Wednesday 29 March 2017

Origin of Hinduism, a Christian Answer


Q
What is the origin of the Hindu religion?
https://www.quora.com/What-is-the-origin-of-the-Hindu-religion/answer/Hans-Georg-Lundahl


Hans-Georg Lundahl
Studied religions as curious parallels and contrasts to Xtian faith since 9, 10?
Written just now
A tentative Christian answer.

Not claiming this is THE answer of Christianity about it, just one possible (I have seen other ones).

Before the Flood, there was a state founded by Cain. The land of it was called Nod and his son and the capital called after his son was Henoch.

The last thing the Bible tells us, we have two wives of Lamech and Tubalcain with one and Jabal and Jubal with other.

In Mahabharata, we have two sets of cousins, fighting each other. I think the Kauravas are sons of Tubalcain, the Pandavas possibly of Jabal, if Jubal (who invented flute playing) is Krishna.

The war involved very bad deeds “so that the good could not be dsitinguishe from the bad” before it was ended. And yet, it was worth remembering.

The Bible resumes it (and other worse things) under “all flesh had corrupted its way over Earth”.

The flood wiped it out. Survivors : Noah and his family, who were not Nodians, but of Sethite tribe. His three sons married, and Cham married a Nodian, probably Noema, daughter of Lamech, who invented textiles. The other two wives are not so important to origin of Hinduism.

The Chamites after the Flood preserved Mahabhrata lore as the family history of their mother.

One Chamite, Nimrod, became a world dictator, tried to build a “Tower of Babel” (whatever that is) and failed.

After his failure, one Chamite tribe after another got to countries far from each other.

I think Hindoos originated in such as had a nostalgia for Mahabharata lore and who also hated what Nimrod had become.

He was not always bad, I think Josephus says how he defended his brothers (one of them called in the Bible very roughly Rama), and I think Ramayana could be giving some detail. Not sure if Nimrod as young in Ramayana is Hanuman or Nala or both.

But the people who loved recalling Mahabharata and what good Nimrod had done to them when he was young (yes, I am speaking of the Chamites of Rama’s tribe!) also hated what he had become, and atheist claiming or accepting to be worshipped as a god and showing off divinity in more and more ruthless slave hunt.

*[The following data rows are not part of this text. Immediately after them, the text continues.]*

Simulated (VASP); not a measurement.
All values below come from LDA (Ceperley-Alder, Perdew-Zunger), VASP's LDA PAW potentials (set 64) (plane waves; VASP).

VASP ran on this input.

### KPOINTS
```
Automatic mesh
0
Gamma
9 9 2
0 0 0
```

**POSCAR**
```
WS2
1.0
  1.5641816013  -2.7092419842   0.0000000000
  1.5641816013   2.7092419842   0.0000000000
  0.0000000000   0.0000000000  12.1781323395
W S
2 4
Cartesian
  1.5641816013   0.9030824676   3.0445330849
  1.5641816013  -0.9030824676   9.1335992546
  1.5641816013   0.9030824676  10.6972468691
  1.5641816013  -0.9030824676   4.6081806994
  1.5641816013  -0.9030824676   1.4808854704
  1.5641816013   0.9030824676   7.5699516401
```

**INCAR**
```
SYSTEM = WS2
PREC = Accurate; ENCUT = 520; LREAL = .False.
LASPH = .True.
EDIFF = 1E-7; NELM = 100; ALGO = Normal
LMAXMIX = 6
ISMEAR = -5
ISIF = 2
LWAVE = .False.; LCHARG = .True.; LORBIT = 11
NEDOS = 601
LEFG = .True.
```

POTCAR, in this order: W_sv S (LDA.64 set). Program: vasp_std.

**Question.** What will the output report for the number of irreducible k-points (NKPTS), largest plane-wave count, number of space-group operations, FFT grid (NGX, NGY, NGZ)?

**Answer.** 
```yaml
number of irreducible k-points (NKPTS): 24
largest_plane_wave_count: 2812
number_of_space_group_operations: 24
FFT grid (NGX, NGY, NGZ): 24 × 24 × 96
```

The tribe of Rama partly forgot the Hebrew truth about God. They also willingly forgot both Flood (though not succeeding quite) and Tower of Babel. They retained less than the full truth about what God is, they also retained the memories of Mahabhrata and Ramayana (though these poems were later and were contaminated by their errors), and built a new identity around these, somewhat between the worst idolatries of Nimrodian type and the Hebrew truth.

I suppose the language of the tribe of Rama was originally something like Tamil, while Aryan language was imported somewhat later by either the Japhethite tribe of Madan (related to Medo-Persians in whom Medians would be the most pure version of tribe of Madan), or a tribe having lived on Crete, the Caphthorim, one which was Chamite.

But this is not important.

What is more important is that they identified memories of Nod with India - and geographically I think they were right. I also think the hero Bharat is a mixted memory of two heros Henoch in the Bible : the son of Cain who founded a city in Nod, the son of Jared who was lifted up to Heaven.